Saturday, 25 June 2016

What makes Peru unique?


 
Peru, South America.
 
 
 
 
 
 
 
 
 
 
Would you eat a guinea pig?

In many parts of South America, especially Peru, they are considered a delicacy. I’m not sure if I’d eat a rodent, especially since my son had one for a pet when he was a boy. Docile, nervous little creatures, they’re kind of cute. They are called cuyes in Peru. They can be deep fried or grilled, usually split down the middle like a lobster tail, cooked whole. But if you don’t find that appealing, there are other unique foods from Peru.
 

You could try Anticuchos – Quechan for cut stew meat –  marinated in vinegar and spices is a common food amongst street vendors skewered over a grill, mostly made from beef heart.

Or Ceviche – a popular seafood dish. Raw fish cured in citrus juice, usually lemon or lime, and spiced with aji or chili peppers.

Or Pachamanca – from Quechan pacha “earth” manca “pot” – a traditional dish made by baking meats marinated in spices. 

There’s more to Peru than odd dishes.  It is the setting for my newest novel – Wall of War – which will be published in late 2016. Why Peru? I have always been fascinated by the Incan civilization. When I read about Machu Picchu (which is a whole other topic that could be discussed in depth) it led me to discover more of this unique country. In my previous Drake Alexander novel – Dark Side of a Promise – there is a Peruvian family that is an important detail to the novel. This same family is involved in Wall of War and one member is in serious trouble as a result of lost Incan gold.  
 
 
In Pre Columbian Peru, the earliest complex civilization in South America and quite possibly the world, was the Norte Chico Civilization which prospered along the Pacific Ocean between 3000 and 1800 BC. The Incan Empire was the largest state in South America until it was destroyed by the Spanish in the early 1500’s.

 

Peru has many ruins and incredible displays of Incan masonry with rocks fitting so perfect using only sand and water. This example of the famous twelve sided stone shows the incredible workmanship. 
 

The Amazon River originates in the Andes and is one of the world’s most fascinating bodies of water. The world's largest drainage basin which accounts for 20% of the Earth's total river flow discharging as much as 6591 cubic kilometers per annum. 

 
  
 
 
Lake Titicaca in southern Peru is the highest navigable lake in the world and is the largest in South America.
 











Peru is the 6th largest producer of gold in the world

Peru has one of the largest population of shamans, second only to India.

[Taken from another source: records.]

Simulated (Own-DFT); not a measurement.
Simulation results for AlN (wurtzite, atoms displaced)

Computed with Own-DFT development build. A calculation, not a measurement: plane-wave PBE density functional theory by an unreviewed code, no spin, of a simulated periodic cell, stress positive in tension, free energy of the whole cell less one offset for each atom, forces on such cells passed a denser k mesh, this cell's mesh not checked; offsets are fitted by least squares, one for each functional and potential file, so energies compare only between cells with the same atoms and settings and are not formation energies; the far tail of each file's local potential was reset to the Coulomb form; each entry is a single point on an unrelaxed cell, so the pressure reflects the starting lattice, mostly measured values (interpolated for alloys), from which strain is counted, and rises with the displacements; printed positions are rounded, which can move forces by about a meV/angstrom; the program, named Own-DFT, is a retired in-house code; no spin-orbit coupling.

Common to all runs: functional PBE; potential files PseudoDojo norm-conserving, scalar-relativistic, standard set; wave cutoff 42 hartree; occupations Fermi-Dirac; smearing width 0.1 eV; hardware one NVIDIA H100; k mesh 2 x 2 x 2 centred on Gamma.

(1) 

The potato originated in Peru and the country has over 50 varieties.
 

Pima and Tanguis cotton are Peruvian and said to be the finest in the world.









The National University of San Marcos is the oldest in South America and was founded in May of 1522.

 
 
 
 
 
Cotahuasi Canyon is 11,597 feet deep, twice as much as the Grand Canyon and is the deepest in the world.

 
 
 
The Inca citadel, Machu Picchu was lost in the Amazon jungle for centuries until it was discovered in the early 20th century by American explored Hiram Bingham.
 

Peru has 1625 varieties of orchids of which 425 can be found growing naturally close to Machu Picchu.

Peru is home to 90 different micro climates and is the most diverse in the world from arid deserts to lush rainforests.



The city of Iquitos is the largest city inaccessible by road. To visit the city you must either fly in or arrive by boat. IT experienced a unprecedented growth in the population between 1880 and 1914 due to the "rubber boom". Gustav Eiffel - designer of the Eiffel Tower - designed the Casa de Fierro (Iron House). Built in the 19th century, it still stands.

 



It has the highest sand dune as well as the longest left hand wave in the world. 

 
 
 
 
 

How about the geoglyphs or Nazca lines in the desert of southern Peru. Images of animals, birds and insects, some as much as 600 feet across. Scholars believe the lines were etched in the desert between 500 BC to 500 AD. They still exist and are visible from the surrounding foothills.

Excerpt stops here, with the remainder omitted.